Nancye Kent Perry, Vault, Melbourne, Collins Street, City Square, 1981
Summary
The Art and Heritage Collection holds two oil landscapes by artist Nancye Kent-Perry (1918–2011), donated by the artist in 2008. Both titled 'Vault Melbourne from Memory', the paintings, made in 1981, show the urban landscape of City Square over which Ron Robertson-Swann's 'Vault' presides. The abstract yellow sculpture is a stark intervention into a space of low light, long shadows and soft twilight colour – an alien interloper, perhaps, towering over the tiny human figures. Kent-Perry's title indicates that the works were done from memory, and 'Vault' is indeed but a memory in City Square. The sculpture proved so unpopular with the public that it was moved to Batman Park just a year after its unveiling; since 2002 it has been located outside the Australian Centre for Contemporary Art on Sturt Street, Southbank.

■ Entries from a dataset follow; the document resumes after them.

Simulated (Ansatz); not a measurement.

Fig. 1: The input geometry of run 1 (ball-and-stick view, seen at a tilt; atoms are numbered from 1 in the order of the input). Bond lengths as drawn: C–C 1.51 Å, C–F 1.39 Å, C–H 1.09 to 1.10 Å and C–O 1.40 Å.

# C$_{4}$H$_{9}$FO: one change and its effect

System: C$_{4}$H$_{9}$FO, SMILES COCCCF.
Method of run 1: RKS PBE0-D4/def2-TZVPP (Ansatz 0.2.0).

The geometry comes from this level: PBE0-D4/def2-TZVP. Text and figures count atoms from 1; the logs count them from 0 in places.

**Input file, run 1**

The Killara-born Kent-Perry came to painting relatively late. Having a fascination with insects, she studied to become an entomologist, graduating in 1945, and then building her research career over the next decade in the United Kingdom and Australia. She was employed by the Australian Commonwealth Health Department when she married Warren Perry in 1957, this compelling her to resign due to government policy prohibiting married women from permanent employment. In the late 1960s, Kent-Perry discovered her talent for painting, taking classes and working in both oil and watercolour. She exhibited her work and was a member of the Victorian Artist's Society.